Virginian-Pilot


DATE: Thursday, April 24, 1997              TAG: 9704240369

SECTION: BUSINESS                PAGE: D1   EDITION: FINAL 

SOURCE: BY TOM SHEAN, STAFF WRITER 
DATELINE: NORFOLK                           LENGTH:   57 lines




CENIT ENDS MEETING WITHOUT WORD ON FUTUREMEETING WILL RECONVENE MAY 6 AFTER RESULTS ARE KNOWN FROM SHAREHOLDER VOTE TO SELL THE FIRM.

After waging a costly, month-long battle with dissident shareholders, CENIT Bancorp Inc. adjourned its annual meeting Wednesday night without having the results of a shareholder vote to sell the banking company.

CENIT will reconvene the meeting May 6 after shareholders' votes have been counted and certified by an inspection firm in Wilmington, Del., president and chief executive Michael S. Ives told a packed auditorium at the Chrysler Art Museum.

The vote on a proposal to have CENIT hire an investment banker and eventually find an acquirer ``may be very close,'' Ives said after the subdued, 50-minute gathering.

Ives, however, expressed confidence that CENIT's slate of four directors for seats on the company's board would be re-elected by shareholders.

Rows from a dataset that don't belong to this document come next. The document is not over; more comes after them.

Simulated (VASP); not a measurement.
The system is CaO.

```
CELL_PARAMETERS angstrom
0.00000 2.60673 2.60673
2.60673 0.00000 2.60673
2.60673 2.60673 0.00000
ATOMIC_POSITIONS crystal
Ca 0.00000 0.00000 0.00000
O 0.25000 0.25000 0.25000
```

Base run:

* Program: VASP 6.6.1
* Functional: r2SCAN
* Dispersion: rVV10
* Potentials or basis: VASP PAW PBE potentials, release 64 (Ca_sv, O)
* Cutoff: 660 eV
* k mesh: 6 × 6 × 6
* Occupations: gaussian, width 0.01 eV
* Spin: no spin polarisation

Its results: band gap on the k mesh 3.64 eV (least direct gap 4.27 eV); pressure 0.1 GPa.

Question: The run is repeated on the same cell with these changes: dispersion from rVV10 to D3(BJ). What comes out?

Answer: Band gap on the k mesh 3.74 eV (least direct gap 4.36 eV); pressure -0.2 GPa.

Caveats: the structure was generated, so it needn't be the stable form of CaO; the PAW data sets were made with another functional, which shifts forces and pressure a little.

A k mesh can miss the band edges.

The examination of shareholders' votes by the inspection service CT Corp. will include opportunities for CENIT and Mid-Atlantic to review and challenge individual proxies. These are the dated and signed cards that shareholders use for making their choices known.

Earlier this year, a Columbia, S.C., partnership with a 9.7 percent stake in CENIT asked shareholders to support its campaign to sell the company, something CENIT's management and board has opposed.

The partnership, Mid-Atlantic Investors, also nominated three of its own candidates for the CENIT board.

Jerry Shearer, Mid-Atlantic's managing partner, said he and CENIT's management had agreed before Wednesday's meeting not to debate the issues of his proposal during the meeting. However, Shearer said afterward that he had no doubt about CENIT's future.

``Sooner or later the bank is going to be sold,'' he said. ``If this (delay) gives Mr. Ives a little bit of breathing time to cast about, that doesn't bother us.''

Shearer said Mid-Atlantic has no plans to sell its CENIT stock, which it purchased two years ago. Asked if Mid-Atlantic would return next year if its proposal to sell CENIT is voted down, the former banker said, ``We will keep all of our options open.''

CENIT's shares, which are traded on the Nasdaq National Market System, fell $2 to $41 Wednesday in light trading. That was down from a 52-week high of $47.75 a share.

In his remarks to shareholders, CENIT's chief executive described the company's effort to become the dominant community bank in Hampton Roads by expanding its branch system and cultivating stronger community ties. In the process, CENIT will become more profitable for shareholders and more attractive to a potential acquirer, Ives said.

But the sharp rise in the price of CENIT's shares since early 1995 has been due largely to Mid-Atlantic's investment in the company and speculation of an eventual takeover, Shearer insisted after the meeting. The highest that CENIT's shares reached in 1994 was $31.25.

``With the rise in stock price, the management is due some credit but not total credit,'' Shearer said.